It took me five years to catch up to Vijay Iyer. In listening to his music previously, I appreciated his craft but I could never really follow the thread of what was happening. Last night's trio show at Gésu changed all that. Immensely captivating and transfixing, the two-hour show (including two encores) flew by. Much is often made of Vijay's intricate rhythmic language, but last night the math was present without being at the forefront of the music. Marcus Gilmore has a way of referencing a swinging ride pattern overtop of these rhythmic cycles. He has matured into a very fluid drummer, still armed with the laser precision of his playing on Re-Imagining. Vijay described Stephan Crump as "my secret weapon," and it was an apt description - from round, earthy pizzicato to various bowed explorations of the bass, he added a bit of a smooth finish to the trio. Vijay plays with an angularity steeped in the jazz tradition without ever resorting to stock blues phrases. Not enough mention is made of his touch at the piano and his dynamic range, coaxing intimate pianissimo from the instrument and gearing up to a full thundering roar. The hallmarks of Vijay's style were still there - the use of the low register of the piano, the wide-ranging chords, the constantly unravelling chromatic lines - but there was also a certain looseness, freedom and levity to the evening that I did not expect.

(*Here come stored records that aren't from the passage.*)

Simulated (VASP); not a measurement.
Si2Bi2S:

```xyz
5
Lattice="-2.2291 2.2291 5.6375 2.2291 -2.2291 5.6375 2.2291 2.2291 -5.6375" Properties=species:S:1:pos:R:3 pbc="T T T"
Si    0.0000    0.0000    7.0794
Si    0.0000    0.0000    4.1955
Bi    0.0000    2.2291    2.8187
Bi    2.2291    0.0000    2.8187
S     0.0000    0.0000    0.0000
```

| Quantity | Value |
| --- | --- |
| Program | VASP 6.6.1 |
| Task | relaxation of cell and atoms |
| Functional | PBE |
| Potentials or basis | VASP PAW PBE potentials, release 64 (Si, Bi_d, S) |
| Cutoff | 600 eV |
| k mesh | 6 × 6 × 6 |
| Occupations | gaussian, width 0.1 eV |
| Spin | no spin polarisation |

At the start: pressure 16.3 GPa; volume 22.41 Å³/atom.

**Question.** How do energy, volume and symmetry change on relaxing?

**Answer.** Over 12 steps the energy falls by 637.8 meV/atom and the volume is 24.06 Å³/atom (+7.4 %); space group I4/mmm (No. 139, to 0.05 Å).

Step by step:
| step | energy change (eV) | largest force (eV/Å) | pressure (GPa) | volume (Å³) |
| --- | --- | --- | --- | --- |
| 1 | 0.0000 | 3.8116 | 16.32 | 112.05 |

Much of the setlist was drawn from Historicity, and many of the tunes flowed into each other seamlessly. The opening hush of "Helix" led into the fractured swing of "Historicity." Iyer's recent arrangement of "Human Nature" (long live the King) moved from an insistent accompaniment to Gilmore's post-Dilla hip-hop shuffle. Julius Hemphill's "Dogon A.D.", with its almost march-like bassline, morphed into the high-octane "Cardio." The second half of the set was marked by the covers from Historicity - Crump's highly rooted walking anchoring the beginning of Bernstein's "Somewhere," delivered with a stunning sense of beauty. Andrew Hill's "Smoke Stack" bore witness to the constant truth and inspiration of the blues, with a magnificent Marcus Gilmore solo. The kaleidoscopic view of "Mystic Brew" grooved incredibly hard. To a well-deserved and loud standing ovation, the trio launched into "Galang" to kick off their first encore, followed by a hushed G minor near-lullaby, Vijay's runs reminiscent of vocal ornamentation. Gésu's lights switching to a deep red and then fading, it would have been the perfect, intimate coda to the evening, but the full house demanded more. For the second and final encore, they performed their abstraction of Stevie Wonder's "Big Brother," Gilmore locking into his mallet-groove in 7, bringing it down in volume but not intensity by playing it with his hands under Crump's solo. A high watermark of the 2010 festival in its first day.
1 comment:
we are not getting Vijay in Toronto this year...grrrrrrrrrr (jealous)
Wow I just realized that sounds like a 14 year old girl.